But overall figures see ‘cautious consumers’ blamed for weakest February in five years

FOOTFALL last month saw the weakest February in five years with a significant two per cent decline overall compared to 12 months ago despite the good weather.

The latest Footfall & Vacancies report from retail insights agency Springboard and the British Retail Consortium shows worst hit were Shopping Centres where the drop was 3.4 per cent, with High Streets down 1.9 per cent – although the sunshine in the last week of February provided a welcome boost, and overall daytime shopping saw a more modest decline compared to post-5pm.
Retail Parks fell by 0.8 per cent, a sharp decline compared with the 1.4 per cent growth in February 2018, however across this location in the East Midlands and Wales, there was notable growth of three per cent and 1.4 per cent respectively.
Diane Wehrle, Springboard marketing and insights director, said: “The two per cent drop in footfall in February – a significant worsening from the 0.5 per cent decrease in February 2018 – occurred despite the fact that February this year was the hottest on record.
“However, the record temperatures only occurred in the final week of the month when footfall rose by 2.5 per cent compared with drops in each of the preceding three weeks, averaging 3.6 per cent down.
“Indeed, the balmy conditions certainly helped High Streets where footfall rose by 4.5 per cent in the last week of the month compared with an average drop of 4.1 per cent in the preceding three weeks.

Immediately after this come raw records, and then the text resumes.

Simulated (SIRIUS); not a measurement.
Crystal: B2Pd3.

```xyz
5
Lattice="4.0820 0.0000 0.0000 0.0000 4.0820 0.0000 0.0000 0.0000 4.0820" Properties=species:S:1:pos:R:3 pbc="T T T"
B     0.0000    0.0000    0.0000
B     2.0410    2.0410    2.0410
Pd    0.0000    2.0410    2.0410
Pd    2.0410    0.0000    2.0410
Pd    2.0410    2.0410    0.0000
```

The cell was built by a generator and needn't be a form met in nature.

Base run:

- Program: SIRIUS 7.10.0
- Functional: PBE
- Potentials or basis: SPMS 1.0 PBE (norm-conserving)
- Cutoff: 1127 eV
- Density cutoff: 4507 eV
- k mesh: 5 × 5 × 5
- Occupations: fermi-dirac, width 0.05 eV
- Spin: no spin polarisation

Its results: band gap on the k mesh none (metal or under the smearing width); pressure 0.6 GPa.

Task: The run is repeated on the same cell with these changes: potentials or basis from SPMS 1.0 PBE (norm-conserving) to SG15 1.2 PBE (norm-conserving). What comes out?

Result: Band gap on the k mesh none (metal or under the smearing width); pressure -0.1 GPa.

“Footfall declined in all but one geography and in all but two areas the drop was greater than two per cent, with a fall of just 1.4 per cent in Greater London. The result for London will in part have been due to Chinese New Year occurring in February this year, but it’s actually not an unusual outcome as footfall in Greater London is generally the last to decline and the first to recover due to the diversity of its economy and sheer volume of activity.
“What would have seemed highly unlikely this time last year, is that there was a more modest decline in footfall during day time hours of 1.5 per cent compared with 3.3 per cent down post 5pm.
“To some degree this will have been a consequence of the cost of evening dining which typically is higher than lunch, but the warm weather during what was half term week in many areas will have also increased the appeal of daytime trips for which evening trips will have been sacrificed.”
BRC CEO Helen Dickinson added: “Consumers have been cautious in their spending, leading to the biggest drop in February footfall for five years. These figures echo the month’s poor retail sales figures, which saw weak growth, particularly in bricks-and-mortar stores.
“While real incomes have been rising over the last year, the uncertainty surrounding Brexit appears to be driving a needs-not-wants approach top shopping.
“Things could get a lot worse unless the Government are able to avoid a calamitous no-deal Brexit. Such a scenario would likely result in higher costs, higher prices and less choice for consumers – all of which would further harm struggling retailers.
“The Government must act to protect both consumers and retailers by ensuring there is no chance of a no-deal Brexit.”